Thank you very much for your help! But I am still not sure if we are talking about the same thing. What I am thinking is a kernel learning setting. Let's say we have a GP model with RBF kernel, and we have hyperparameters "signal variance" and "length scale", let us lump them together and call it z. So basically my GP model is composed of the following: A kernel function: z->K(z)(), a GP: f~GP(0, K(z)(x)) (let us only consider zero mean), and a likelihood y~p(y|f). The inference I want to do is to approximate the posterior of hyperparameters p(z|x,y). The motivation is that it makes more sence to use the hyperparameter as a "representation" of the data since it captures the structure of the data and can be intepretable. So here my objective is minimize KL(q(z)||p(z|x,y)). The difficulty here is that when optimizing the corresponding ELBO we need to calculate the gradient of p((x,y),z), which is an integral over hidden variable f, and is intractable unless our likelihood is Gaussian. But I think we may still have a chance to have a good MCMC estimator for this integral. In your current implementation, for example in vgp.py, the guide is a distribution q(f), so I am not sure if it does the same thing I described. Of course whether what I described is useful or not is debatable, but I think learn a varitaional distribution q(z) rather than q(f) could be useful, say quantify uncertainty of hyperparameters and enable more robust comparison between data.

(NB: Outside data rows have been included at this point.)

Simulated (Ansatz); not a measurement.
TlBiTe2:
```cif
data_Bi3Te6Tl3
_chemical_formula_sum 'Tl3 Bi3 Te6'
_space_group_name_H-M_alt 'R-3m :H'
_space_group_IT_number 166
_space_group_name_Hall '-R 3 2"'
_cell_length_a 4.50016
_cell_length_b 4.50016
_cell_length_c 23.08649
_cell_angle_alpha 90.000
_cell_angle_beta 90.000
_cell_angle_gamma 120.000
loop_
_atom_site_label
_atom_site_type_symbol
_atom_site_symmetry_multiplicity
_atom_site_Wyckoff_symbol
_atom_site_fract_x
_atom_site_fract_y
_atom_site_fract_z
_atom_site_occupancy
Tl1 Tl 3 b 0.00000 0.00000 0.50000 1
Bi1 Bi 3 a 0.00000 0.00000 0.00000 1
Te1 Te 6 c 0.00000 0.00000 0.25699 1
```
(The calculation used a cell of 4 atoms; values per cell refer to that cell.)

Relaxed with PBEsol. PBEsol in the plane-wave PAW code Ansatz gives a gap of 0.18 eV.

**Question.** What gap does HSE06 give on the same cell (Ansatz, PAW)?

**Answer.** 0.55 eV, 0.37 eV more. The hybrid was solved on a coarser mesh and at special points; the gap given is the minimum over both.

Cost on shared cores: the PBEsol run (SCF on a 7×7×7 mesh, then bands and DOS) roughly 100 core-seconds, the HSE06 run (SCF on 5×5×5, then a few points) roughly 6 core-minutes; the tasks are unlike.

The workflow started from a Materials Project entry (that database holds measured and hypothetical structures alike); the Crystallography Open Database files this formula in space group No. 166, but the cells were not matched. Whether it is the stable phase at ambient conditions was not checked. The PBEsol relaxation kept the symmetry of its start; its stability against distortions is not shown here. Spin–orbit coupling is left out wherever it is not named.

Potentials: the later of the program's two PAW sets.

I also could not find something simliar to what I described in the literature. I guess most automatic differentiation variational inference assume that you can easily evaluate p(x,z) while here in order to evaluate it you probably need to calculate an intractable intergral. In any case I am just puting it here to stimulate discussion in case it is useful.
In any case thanks again for the implementation of GP it is really helpful!